Exploring Climate Feedbacks and Variability in an Objective Tuning of a Climate Model of Intermediate Complexity

Clouds, like other small-scale Earth-system processes, have to be approximated by simple functions in climate models. Such parameterizations often include uncertain constants. These parameters are estimated in a procedure called tuning where the model output is optimized with respect to observations [1]. Most models are tuned against present-day reanalyses [1]. However, recent studies [2,3] have demonstrated that certain parameter values which produce climate states in good agreement with present-day observations, are not well-suited for simulating climate states very different from present-day, such as the substantially colder Last Glacial Maximum (LGM, about 21.000 years ago). This implies equifinality, in which case better parameter values may be identifiable, or state-dependency, which should be taken into account when the model is used to extrapolate beyond the range of observations. 

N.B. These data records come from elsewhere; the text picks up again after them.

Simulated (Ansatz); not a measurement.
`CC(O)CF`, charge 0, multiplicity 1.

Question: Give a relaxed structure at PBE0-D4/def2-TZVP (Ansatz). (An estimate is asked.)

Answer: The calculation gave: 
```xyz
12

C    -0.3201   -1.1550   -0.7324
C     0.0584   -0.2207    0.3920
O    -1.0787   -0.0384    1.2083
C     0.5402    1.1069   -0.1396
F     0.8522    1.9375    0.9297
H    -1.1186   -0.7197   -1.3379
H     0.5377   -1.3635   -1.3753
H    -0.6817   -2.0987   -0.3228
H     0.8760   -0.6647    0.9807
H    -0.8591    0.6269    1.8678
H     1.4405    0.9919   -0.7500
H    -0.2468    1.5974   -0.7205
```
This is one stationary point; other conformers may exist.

Here, we present a multi-state iterative Bayesian parameter estimation procedure. We use it to tune PaleoPlaSim [4], a coupled Atmosphere-Ocean General Circulation Model of intermediate complexity. It is a a paleoclimate-enhanced version of PlaSim-LSG [5]. We start by creating a Perturbed Parameter Ensemble (PPE). We vary 12 model parameters relating mainly to ocean mixing, cloud properties, and land surface properties. For each PPE member, we initialize a present-day (PD) and an LGM simulation. Across the initial PPE, we find that, globally, colder ensemble members exhibit a larger LGM-PD anomaly and higher temperature variability. This is consistent with palaeoclimate data and theoretical expectation. However, this relationship is weak and may be of opposing sign regionally, notably in the tropics. We hypothesize that this is due to different local climate feedback amplified or weakened by the perturbed parameters. This indicates that regional temperature variability is not necessarily fully coupled to global temperature, and climate sensitivity, indicated here by the LGM-PD anomaly.

To explore these degrees of freedom, we perform multiple tuning runs. We vary tuning targets, including weighted combinations of present-day observations, LGM climate reconstructions, and a temperature variability term. We test whether and how well this exploratory approach can identify state-dependent model parameters. Finally, we identify pathways to generalize our approach for complex climate model developments under computational constraints, for example by the use of machine-learning based emulators.

 

[1] Hourdin et al., “The Art and Science of Climate Model Tuning”, Bulletin of the American Meteorological Society, 98, 589–602, 2017.

[2] Sherriff-Tadano et al., “Southern Ocean Surface Temperatures and Cloud Biases in Climate Models Connected to the Representation of Glacial Deep Ocean Circulation”, Journal of Climate, 36, 3849–3866, 2023.

[3] Mikolajewicz et al., “Deglaciation and abrupt events in a coupled comprehensive atmosphere-ocean-ice sheet-solid earth model”, Climate of the Past Discussions, 1–46, 2024.

[4] Racky et al., “PaleoPlaSim 1.0: An Earth System Model of Intermediate Complexity for Paleoclimate Modeling and Large Ensemble Studies”, in prep., Proceedings of the 11th bwHPC Symposium 2025, 2025.

[5] Fraedrich et al., “The Planet Simulator: Towards a user friendly model”, Meteorologische Zeitschrift, 299–304, 2005.